The Bing Institute
By Beverley Hartman, Head Teacher and Director of the Bing Institute, and Sarah Wright, Head Teacher and Manager of Special Projects
“If you build it, he will come,” is the famous line from the 1989 movie Field of Dreams. Similarly, if you renovate the Tower House at Bing Nursery School, adults will come. The restoration of the historic building has enabled the school to truly realize a “dream come true,” with the successful launch of the Bing Institute in 2010. This amazing environment, adjacent to the nursery school, is an ideal site for engaging educators and parents to promote quality early childhood education.
The mission of the Bing Institute is to foster a community dedicated to improving the lives of young children and their families. The institute provides professional development for early childhood educators and personal development for parents. Examining the philosophy, program and practices that shape our educational model translates into opportunities for inspiration, shared experiences and stronger commitments to serving young children.
The institute offered parents, Bing teachers and other educators the following in the 2010-2011 academic year:
• Bing parents participated in the well-established Parent Seminar Series featuring “The Competence Model” and “Parenting Strategies.” The presentations were held in the Tower House and the format worked well in this setting. The institute also launched informal parent meetings called Coffee Talks. Bing teachers, researchers, parents and community members hosted these conversations. The topics ranged from choosing children’s books to composting and to preparing healthy breakfasts. Parents responded positively to this type of interaction.
• Bing teachers engaged in a professional development day (see page 26 for more information) and had ongoing opportunities for their own growth through a number of workshops, and/or by serving as presenters.
• Early childhood educators took part in a range of programs. The institute held two evening seminars for local educators on the use of paint and clay. We also hosted a conference about reflective practice designed especially for the Chabad Early Childhood Education Network. Twenty-three directors from this network gathered for three days for sessions related to “Developing Reflective Practice: Opening a Dialogue About Quality Early Childhood Education.” This summer, the institute held two conferences. The first was a repeat of last summer’s program, “Developing Reflective Practice.” The second was on a new topic: “Back to Basic Materials: A Foundation for Curriculum Design.”
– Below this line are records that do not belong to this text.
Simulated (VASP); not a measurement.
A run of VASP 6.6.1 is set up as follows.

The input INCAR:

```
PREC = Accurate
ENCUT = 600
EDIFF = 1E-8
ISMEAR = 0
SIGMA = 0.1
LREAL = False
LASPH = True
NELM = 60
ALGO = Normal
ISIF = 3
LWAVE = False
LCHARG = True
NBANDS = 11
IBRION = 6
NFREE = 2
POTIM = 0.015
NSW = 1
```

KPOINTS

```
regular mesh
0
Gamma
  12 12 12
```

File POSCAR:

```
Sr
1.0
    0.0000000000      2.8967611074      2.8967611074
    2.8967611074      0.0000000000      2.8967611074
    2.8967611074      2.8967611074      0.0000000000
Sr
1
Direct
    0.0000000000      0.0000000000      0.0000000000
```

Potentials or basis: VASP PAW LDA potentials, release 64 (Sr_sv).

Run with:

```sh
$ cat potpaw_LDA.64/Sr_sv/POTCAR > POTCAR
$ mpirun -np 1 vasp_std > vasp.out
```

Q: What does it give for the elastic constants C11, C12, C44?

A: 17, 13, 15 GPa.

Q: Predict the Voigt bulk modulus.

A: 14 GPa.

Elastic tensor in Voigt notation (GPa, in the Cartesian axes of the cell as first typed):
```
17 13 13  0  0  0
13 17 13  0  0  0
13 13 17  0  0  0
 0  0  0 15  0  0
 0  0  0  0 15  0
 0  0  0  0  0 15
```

For many years, Bing School had been limited in its ability to take an active role in the early childhood education community, in part due to space constraints. As evidenced above, that has changed. Previously, our teachers participated in the field by presenting at conferences and maintaining the school as a model for best practices. Now that we take this step in developing educational programs for adults, we find that we have been preparing for this opportunity for a long time. Our teachers and administrators possess a wealth of information to share and ideas to investigate in this broader community.